Big Batch Sofrito

Everyone needs a kitchen cheat. A go-to spice, sauce or dish; a signature easily resorted to when otherwise completely uninspired in the kitchen. Mixing Sriracha and mayonnaise together and calling it your ‘secret sauce’ does not count. Uninspired does not mean lazy.

Sofrito is my cheat, my kitchen lifeline when I’m out of fresh vegetables, I’m tired, or out of ideas when it comes to dinner. Popular in Spain and South America, though not always by the same name, sofrito has as many variations as can be expected of a sauce with this wide appeal. The common elements are always a large quantity of tomatoes, onions and peppers, from red and green bells to pimenton, paprika.
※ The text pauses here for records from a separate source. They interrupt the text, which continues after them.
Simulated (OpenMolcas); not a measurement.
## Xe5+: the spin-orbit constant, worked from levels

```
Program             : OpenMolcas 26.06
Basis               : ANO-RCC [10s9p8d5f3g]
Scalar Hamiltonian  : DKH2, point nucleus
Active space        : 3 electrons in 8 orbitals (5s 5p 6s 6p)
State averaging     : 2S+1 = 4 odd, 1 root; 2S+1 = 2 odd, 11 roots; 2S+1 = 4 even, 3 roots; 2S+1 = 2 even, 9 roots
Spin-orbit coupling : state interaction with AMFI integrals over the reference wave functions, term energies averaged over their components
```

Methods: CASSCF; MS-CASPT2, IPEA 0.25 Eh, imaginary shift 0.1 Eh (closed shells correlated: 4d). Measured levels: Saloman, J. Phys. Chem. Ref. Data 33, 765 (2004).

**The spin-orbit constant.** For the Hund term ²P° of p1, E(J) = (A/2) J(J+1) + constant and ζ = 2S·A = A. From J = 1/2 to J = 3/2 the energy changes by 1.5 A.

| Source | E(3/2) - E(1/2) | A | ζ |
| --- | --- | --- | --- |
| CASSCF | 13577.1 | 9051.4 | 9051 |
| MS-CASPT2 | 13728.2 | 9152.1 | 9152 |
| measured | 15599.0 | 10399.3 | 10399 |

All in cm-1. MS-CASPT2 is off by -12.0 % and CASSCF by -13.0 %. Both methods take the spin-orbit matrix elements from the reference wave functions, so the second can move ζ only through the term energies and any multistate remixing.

My sofrito is of course all my own and flavored heavily with carrots, celery, chile verde and Mexican oregano. Made in a large batch this life-saving – or better yet, flavor-giving – sauce is around for more that one meal. This recipe purposely leaves out any herbs I would normally finish the sauce with, a good handful of cilantro and a smaller portion of parsley. Since the sauce would be canned or frozen for longer shelf-life, it is best to add herbs whenever it is being used.

Ways to use your sofrito:

  • Tossed into braised chard or kale.
  • Finished with a small quantity of butter and served over fish.
  • In chicken soup.
  • As a base to poach eggs.
  • With pasta and scallops.
  • However you want.
sofrito_eggs_poached
Eggs and purslane poached in sofrito.

Big Batch Sofrito

  • Servings: 10 cups
  • Difficulty: easy
  • Print

  • 1 pound yellow onions, 1/4″ diced
  • 1 pound carrots, 1/4″ diced
  • 1 pound celery, 1/4″ diced
  • 1 pound chile verde (anaheim peppers), sliced
  • 6 cloves garlic, minced
  • 3 pounds ripe tomatoes, 1/4″ diced
  • 1 tablespoon Mexican oregano
  • 1 teaspoon dry thyme
  • 2 tbsp olive oil
  • Kosher salt and freshly ground black pepper, to taste

Heat olive oil over medium heat. Sweat onions, carrots and celery until beginning to soften, being sure to season lightly with salt and pepper. Add sliced chile verde and sweat until fragrant. Add minced garlic, once again cooking until fragrant. Add the diced tomato, season lightly with salt and pepper. Add oregano and thyme.

Stirring occasionally, cook the sofrito over low heat until the tomatoes become very soft. As this sauce is a base, rather than a finished product, seasoning with salt and pepper should be light, allowing for further adjustment when incorporating into a completed dish.

Store the sauce by canning, or by cooling completely and portioning into quart size bags and freezing. Be sure to not overfill storage bags and to lay flat for best results.